London bankers snapping up rare book on inflation

Discussion in 'Economics' started by MohdSalleh, Jul 26, 2010.

  1. The Death of Paper Money

    As they prepare for holiday reading in Tuscany, City bankers are buying up rare copies of an obscure book on the mechanics of Weimar inflation published in 1974.

    Ebay is offering a well-thumbed volume of "Dying of Money: Lessons of the Great German and American Inflations" at a starting bid of $699 (shipping free.. thanks a lot).

    The crucial passage comes in Chapter 17 entitled "Velocity". Each big inflation -- whether the early 1920s in Germany, or the Korean and Vietnam wars in the US -- starts with a passive expansion of the quantity money. This sits inert for a surprisingly long time. Asset prices may go up, but latent price inflation is disguised. The effect is much like lighter fuel on a camp fire before the match is struck.

    People’s willingness to hold money can change suddenly for a "psychological and spontaneous reason" , causing a spike in the velocity of money. It can occur at lightning speed, over a few weeks. The shift invariably catches economists by surprise. They wait too long to drain the excess money.

    "Velocity took an almost right-angle turn upward in the summer of 1922," said Mr O Parsson. Reichsbank officials were baffled. They could not fathom why the German people had started to behave differently almost two years after the bank had already boosted the money supply. He contends that public patience snapped abruptly once people lost trust and began to "smell a government rat".

    Some might smile at the Bank of England "surprise" at the recent the jump in Brtiish inflation. Across the Atlantic, Fed critics say the rise in the US monetary base from $871bn to $2,024bn in just two years is an incendiary pyre that will ignite as soon as US money velocity returns to normal.
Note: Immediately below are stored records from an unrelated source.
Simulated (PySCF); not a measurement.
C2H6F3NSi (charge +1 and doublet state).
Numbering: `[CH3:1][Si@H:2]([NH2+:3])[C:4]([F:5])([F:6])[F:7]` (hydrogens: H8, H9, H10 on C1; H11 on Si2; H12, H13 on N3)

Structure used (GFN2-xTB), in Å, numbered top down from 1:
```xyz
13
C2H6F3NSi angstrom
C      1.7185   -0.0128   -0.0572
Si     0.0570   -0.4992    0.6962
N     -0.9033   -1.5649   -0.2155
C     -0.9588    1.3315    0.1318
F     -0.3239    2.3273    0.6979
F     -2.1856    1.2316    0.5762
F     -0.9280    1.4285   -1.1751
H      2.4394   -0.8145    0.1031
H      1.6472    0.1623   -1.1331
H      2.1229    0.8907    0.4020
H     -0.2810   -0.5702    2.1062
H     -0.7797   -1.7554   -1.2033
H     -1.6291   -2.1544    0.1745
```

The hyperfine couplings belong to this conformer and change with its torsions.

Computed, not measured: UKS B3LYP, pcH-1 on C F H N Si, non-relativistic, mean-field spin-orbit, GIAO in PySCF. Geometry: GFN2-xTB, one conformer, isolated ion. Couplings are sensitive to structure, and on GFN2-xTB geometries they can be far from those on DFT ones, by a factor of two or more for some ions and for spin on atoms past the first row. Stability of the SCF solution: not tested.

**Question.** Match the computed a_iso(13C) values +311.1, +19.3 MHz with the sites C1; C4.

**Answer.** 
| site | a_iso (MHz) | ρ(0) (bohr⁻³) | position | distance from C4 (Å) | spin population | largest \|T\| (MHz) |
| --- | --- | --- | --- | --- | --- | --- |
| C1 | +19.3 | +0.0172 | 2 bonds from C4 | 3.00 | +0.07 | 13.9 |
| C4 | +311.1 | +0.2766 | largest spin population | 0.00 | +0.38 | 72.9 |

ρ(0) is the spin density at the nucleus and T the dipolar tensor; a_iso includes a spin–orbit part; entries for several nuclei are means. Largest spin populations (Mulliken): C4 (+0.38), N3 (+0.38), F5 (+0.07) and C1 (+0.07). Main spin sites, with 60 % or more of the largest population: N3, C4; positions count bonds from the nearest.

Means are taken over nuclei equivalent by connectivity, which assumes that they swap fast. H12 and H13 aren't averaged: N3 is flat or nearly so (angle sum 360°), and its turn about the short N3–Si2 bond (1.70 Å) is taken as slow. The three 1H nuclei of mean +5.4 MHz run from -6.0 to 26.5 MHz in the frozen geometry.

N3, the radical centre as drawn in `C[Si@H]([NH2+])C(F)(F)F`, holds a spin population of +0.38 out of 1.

    Weimar part II in america?
  2. from the same article:

    As it happens, another book from the 1970s entitled "When Money Dies: the Nightmare of The Weimar Hyper-Inflation" has just been reprinted. Written by former Tory MEP Adam Fergusson -- endorsed by Warren Buffett as a must-read -- it is a vivid account drawn from the diaries of those who lived through the turmoil in Germany, Austria, and Hungary as the empires were broken up.

    Near civil war between town and country was a pervasive feature of this break-down in social order. Large mobs of half-starved and vindictive townsmen descended on villages to seize food from farmers accused of hoarding. The diary of one young woman described the scene at her cousin’s farm.

    "In the cart I saw three slaughtered pigs. The cowshed was drenched in blood. One cow had been slaughtered where it stood and the meat torn from its bones. The monsters had slit the udder of the finest milch cow, so that she had to be put out of her misery immediately. In the granary, a rag soaked with petrol was still smouldering to show what these beasts had intended," she wrote.

    There is a harrowing moment when each middle-class families first starts to undertand that its gilt-edged securities and War Loan will never recover. Irreversible ruin lies ahead. Elderly couples gassed themselves in their apartments.

    Corruption became rampant. People were stripped of their coat and shoes at knife-point on the street. The winners were those who -- by luck or design -- had borrowed heavily from banks to buy hard assets, or industrial conglomerates that had issued debentures.

    :eek: :eek: :eek:
  3. Isn't what will happen if inflation kicks in obvious? Serious. Show me the best way to track money velocity and I will pay attention. We currently have deflation.
  4. funny. how many of them are losing sleep at night while watching their inflation trades puke over and over again.
  5. Bob111


    not going to happen because of this sentence above. then the banks(who rule the country,as we all know) will be the one's,who going to get f**d. simply because most of US folks are up to the hilt in debt.
  6. zdreg


    cool. thanks.
  7. dtan1e


    Is that what people r doing buying assets to get rid of US dollars?
  8. trendy


  9. That's nuthin'. We ran out of beer once when I was in college.